Buddhist Constitutionalism: A Short Prelude to the Constitutional Crisis in Sri Lanka

By DrRoshan de Silva-Wijeyeratne
Griffith Law School

There are some 350 million Buddhist around the world from South and South East Asia to Russia and Western Europe. While debates about Monastic Law in South and Southeast Asia have dominated Buddhist Studies ever since Max Weber’s early contribution, only recently have scholars started to inquire into what has been classified as ‘Buddhist Constitutionalism.’ The latter marks out as a focus of study two distinct themes. On the one hand it has opened up inquiries in respect of jurisdictions such as Sri Lanka, Thailand, and Burma (and Bhutan to a lesser extent) and the manner in which Kings and Monks contested for control over land, taxes and autonomy. The emergence of monastic landlordism provoked the emergence of alternatives sites of power to that of the King, monasteries and monks finding themselves in a position to subvert the authority of Kings and Kings in turn trying to re-assert control over dissident monasteries in the name of centralised power. Here, ‘Buddhist Constitutionalism’ as a strategy represents the assertion of hierarchical State control. The consequence of this Statist approach to the Sangha (the collective body of monks) has been a re-structuring of the relationship between monks and the State. On the other hand ‘Buddhist Constitutionalism’ has opened up a space for a critical survey of the tensions generated by constitutional orders (in Sri Lanka for example) that afford some kind of constitutional protection to Buddhism, but usually in a manner that combines this protection with an uncomfortable articulation of the principles of liberal constitutionalism. In this context what we see is the mobilisation of such constitutional protections by Buddhist interests groups in the name often of a highly fetishized and ossified Buddhism/Buddhist practice in both Sri Lanka and Burma in particular. The deleterious impact of this form of Buddhist activist litigation on ethno-religious minorities has been well documented with regard to Sri Lanka, as has the intra-Buddhist motivated litigation in Thailand for example with regard to the Dhammakaya sect in Bangkok.

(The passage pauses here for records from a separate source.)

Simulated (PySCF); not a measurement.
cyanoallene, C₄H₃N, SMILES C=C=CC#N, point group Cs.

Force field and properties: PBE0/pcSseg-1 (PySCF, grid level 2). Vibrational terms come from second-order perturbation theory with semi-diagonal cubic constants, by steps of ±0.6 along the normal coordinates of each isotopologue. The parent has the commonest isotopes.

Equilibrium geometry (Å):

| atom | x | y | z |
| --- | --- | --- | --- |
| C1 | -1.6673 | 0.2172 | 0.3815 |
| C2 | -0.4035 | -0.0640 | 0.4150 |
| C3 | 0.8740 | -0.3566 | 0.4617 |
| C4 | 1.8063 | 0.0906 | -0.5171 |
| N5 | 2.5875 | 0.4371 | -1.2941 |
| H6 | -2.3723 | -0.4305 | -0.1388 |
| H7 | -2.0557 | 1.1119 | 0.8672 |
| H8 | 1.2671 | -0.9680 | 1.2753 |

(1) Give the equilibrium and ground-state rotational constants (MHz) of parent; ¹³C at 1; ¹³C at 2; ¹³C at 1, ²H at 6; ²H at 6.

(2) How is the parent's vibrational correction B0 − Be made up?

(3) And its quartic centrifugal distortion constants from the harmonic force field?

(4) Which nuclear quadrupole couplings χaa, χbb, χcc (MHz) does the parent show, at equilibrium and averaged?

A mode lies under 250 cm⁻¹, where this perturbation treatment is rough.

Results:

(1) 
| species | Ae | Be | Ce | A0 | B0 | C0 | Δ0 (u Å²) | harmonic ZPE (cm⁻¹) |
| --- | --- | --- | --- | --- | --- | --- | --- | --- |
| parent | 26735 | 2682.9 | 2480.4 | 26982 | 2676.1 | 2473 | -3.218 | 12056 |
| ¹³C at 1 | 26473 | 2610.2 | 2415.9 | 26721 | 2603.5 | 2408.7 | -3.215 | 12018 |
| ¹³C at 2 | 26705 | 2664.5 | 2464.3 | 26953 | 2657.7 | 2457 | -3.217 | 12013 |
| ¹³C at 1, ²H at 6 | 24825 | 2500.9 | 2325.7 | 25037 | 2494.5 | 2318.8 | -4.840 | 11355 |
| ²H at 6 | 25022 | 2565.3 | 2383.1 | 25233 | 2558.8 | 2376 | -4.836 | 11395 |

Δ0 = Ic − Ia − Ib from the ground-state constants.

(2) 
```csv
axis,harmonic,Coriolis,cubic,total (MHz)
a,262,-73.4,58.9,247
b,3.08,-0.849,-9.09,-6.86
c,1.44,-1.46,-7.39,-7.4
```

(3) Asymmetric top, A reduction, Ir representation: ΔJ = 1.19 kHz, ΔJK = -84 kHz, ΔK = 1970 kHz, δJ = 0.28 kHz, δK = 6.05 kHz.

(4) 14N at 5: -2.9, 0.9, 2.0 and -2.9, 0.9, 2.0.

My work has sought to present the latter account of ‘Buddhist Constitutionalism’, in a way that sets up our contemporary understanding of ‘Buddhist Constitutionalism’ by placing it in the context of a genealogy that looks at the nature of the State at the time of the Buddha. The Buddha was born at a historical juncture when monarchy and the political order were disintegrating and the Pāli Canon suggests that the Buddha did not expect a world sans war. In the Vedic or Hindu legal world in which the Buddha found himself, the ruler’s (kshatriya’s) power to rule (kshatra) involved protection of his subjects against outside aggression. This gave the ruler privileges vis-à-vis his subjects, such as the power to monitor what they did, punish them if necessary and tax them. These were the ingredients of rājadharma, the judicial power of the king, well known from later texts such as KautilÄ«ya’s Arthāsastra, a text that is analogous to Machiavelli’s account of the purpose of princely rule. The performative logic or telos of Buddhist kingship is fundamentally ontological, but in the encounter with (colonial) modernity the logic of Buddhist kingship is re-imagined as motivated by epistemological concerns (about what the world ought to look like). What my work suggests is that ‘Buddhist Constitutionalism’ in its colonial but particularly post-colonial rendering (in Sri Lanka and Burma for example) must be understood as motivated by similarly epistemological concerns, concerns that appear to be fundamentally alien to classical Buddhist kingship.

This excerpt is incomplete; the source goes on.